While design aficionados flock to Milan from around the globe for the world’s largest furniture fair, Italy’s kings of kitchen style are looking beyond its borders to beat a sluggish domestic market.
As the six-day “Salone del Mobile” — sometimes called Milan Design Week — got under way in Italy’s fashion capital on Tuesday, the country’s kitchen design industry was celebrating a 3.2 percent growth in exports last year.
The event hosts more than 2,450 exhibitors, of whom nearly a quarter are foreign. Last year, it attracted about 300,000 visitors from 165 countries.
Photo: Reuters
The 779 million euros (US$961 billion) generated by the kitchen sector is behind only Germany and China.
Consultancy firm Bain & Co estimates that the global design market grew 4 percent last year to 35 billion euros, a figure that is destined to triple over the next 10 years.
Milan’s Centre for Industrial Studies (CSIL) says global kitchen exports are expected to reach US$6.7 billion in 2021, an increase of about 20 percent from 2016.
With the country slowly emerging from the global financial crisis, companies are capitalizing on Italy’s reputation for style abroad to give themselves a place at the table.

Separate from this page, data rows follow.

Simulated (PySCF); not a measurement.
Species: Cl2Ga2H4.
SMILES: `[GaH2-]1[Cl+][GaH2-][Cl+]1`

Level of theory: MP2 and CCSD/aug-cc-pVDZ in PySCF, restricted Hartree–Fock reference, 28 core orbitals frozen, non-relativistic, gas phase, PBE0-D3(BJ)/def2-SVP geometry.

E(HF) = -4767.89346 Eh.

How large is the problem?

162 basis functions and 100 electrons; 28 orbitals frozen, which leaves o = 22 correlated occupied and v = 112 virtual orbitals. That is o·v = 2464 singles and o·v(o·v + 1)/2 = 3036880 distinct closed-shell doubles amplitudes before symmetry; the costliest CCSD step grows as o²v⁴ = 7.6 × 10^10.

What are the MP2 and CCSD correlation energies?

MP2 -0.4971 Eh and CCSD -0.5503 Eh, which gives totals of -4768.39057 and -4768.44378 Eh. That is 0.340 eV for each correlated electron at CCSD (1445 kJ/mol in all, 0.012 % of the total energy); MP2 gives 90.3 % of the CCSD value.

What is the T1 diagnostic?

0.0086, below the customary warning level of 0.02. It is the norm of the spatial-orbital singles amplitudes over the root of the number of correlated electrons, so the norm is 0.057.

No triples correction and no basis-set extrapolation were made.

“We realized [during the crisis] that it was time for us to focus on exports,” Paolo Zampieri, head of Zampieri Cucine, a small company that employs 34 people.
“The domestic market was once more than enough, but the purchasing power in our country has diminished and the competition is very strong,” he said.
The crisis has sped up the concentration of the sector.
“Twenty years ago, there were 300 kitchen companies in Italy, today there are around 100. Six companies account for around half of production and 30 percent of exports,” CSIL research director Aurelio Volpe said.
After being almost invisible abroad for the best part of a decade, exports account for 35 percent of Zampieri Cucine’s sales.
The company is experiencing double-digit percentage growth and others in the sector are benefitting from a more outward outlook.
“These companies have found a release valve in the export market. Even small businesses have found niches abroad,” Volpe said.
Veneta Cucine is one of Italy’s big six, and group controller Denise Archiutti said that the “companies that have managed to survive the crisis have become bigger, more productive and more technologically flexible.”
“Production logic has changed, with increasingly personalized products made to measure and at the moment of order,” Archiutti added.
France is the industry’s largest export market — as it is for the furniture sector as a whole — and where last year it saw a 10.7 percent increase in sales, followed by the US and Switzerland.
Volpe said that Italy is playing to a more refined market than No. 1 exporter China, which mostly sells low-cost kitchens to the US.
Volpe added that Italian exports to China “have recorded an increase of 50 percent in a year.”